Moreover, in some embodiments, a DMF device described herein does not include or comprise a capacitive feedback component, such as a capacitive feedback component comprising a thin film capacitor, an electrode for measuring capacitance, a processor, and/or a signal I/O capacity structure to perform feedback control.

Further, a device described herein can be made in any manner not inconsistent with the objectives of the present disclosure. In some instances, for example, a DMF device described herein is fabricated in a cleanroom using layer-by-layer microfabrication. As understood by one of ordinary skill in the art, such a process, in some embodiments, can comprise one or more blanket depositing steps (e.g., to deposit ITO on a glass substrate), one or more evaporating steps (e.g., to deposit a metal electrode), one or more chemical or physical vapor deposition steps (e.g., to deposit a ceramic dielectric material), and one or more patterning, masking, and/or etching steps, including one or more photolithographic steps (e.g., to define one or more electrodes or functional structures of the device). One or more spin-coating or casting steps may also be used (e.g., to deposit a hydrophobic coating on a dielectric layer).

II. Methods of Dispensing a Droplet in a Digital Microfluidic Device

In another aspect, methods of dispensing a droplet in a DMF device are described herein. In some embodiments, a method of dispensing a droplet in a DMF device comprises dispensing the droplet from a reservoir fluid of the DMF device. Accordingly, some features of methods described herein can be understood with reference to FIGS. 1-8.
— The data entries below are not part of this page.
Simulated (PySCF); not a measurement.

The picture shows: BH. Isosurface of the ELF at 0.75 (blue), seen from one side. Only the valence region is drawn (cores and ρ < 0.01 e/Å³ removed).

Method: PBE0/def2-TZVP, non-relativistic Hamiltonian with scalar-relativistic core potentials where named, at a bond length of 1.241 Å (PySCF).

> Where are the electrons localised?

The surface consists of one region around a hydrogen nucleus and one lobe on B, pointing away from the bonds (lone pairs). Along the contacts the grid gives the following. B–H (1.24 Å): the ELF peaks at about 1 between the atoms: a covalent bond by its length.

In some instances, a method described herein comprises covering a droplet-generating electrode of a DMF device with a portion or “finger” of a reservoir fluid, wherein the portion has a larger area than the droplet-generating electrode. The method further comprises withdrawing the portion of the reservoir from the droplet-generating electrode while the droplet-generating electrode is in an on state to form a droplet on the droplet-generating electrode, wherein the area of the droplet is substantially the same as the area of the droplet-generating electrode. The “area” of a droplet, portion of reservoir fluid, or electrode, for reference purposes herein, refers to the planar area, as opposed to a total surface area. Further, the planar area corresponds to the plane of the surface on which the fluid is disposed. In addition, areas that are “substantially” the same have areas that differ by no more than about 10 percent, no more than about 5 percent, no more than about 3 percent, no more than about 1 percent, or no more than about 0.5 percent, the percent being based on the larger area. Moreover, in some embodiments of a method described herein, the volume of the droplet is less than half of the total volume of the portion of the reservoir fluid used to cover the droplet-generating electrode.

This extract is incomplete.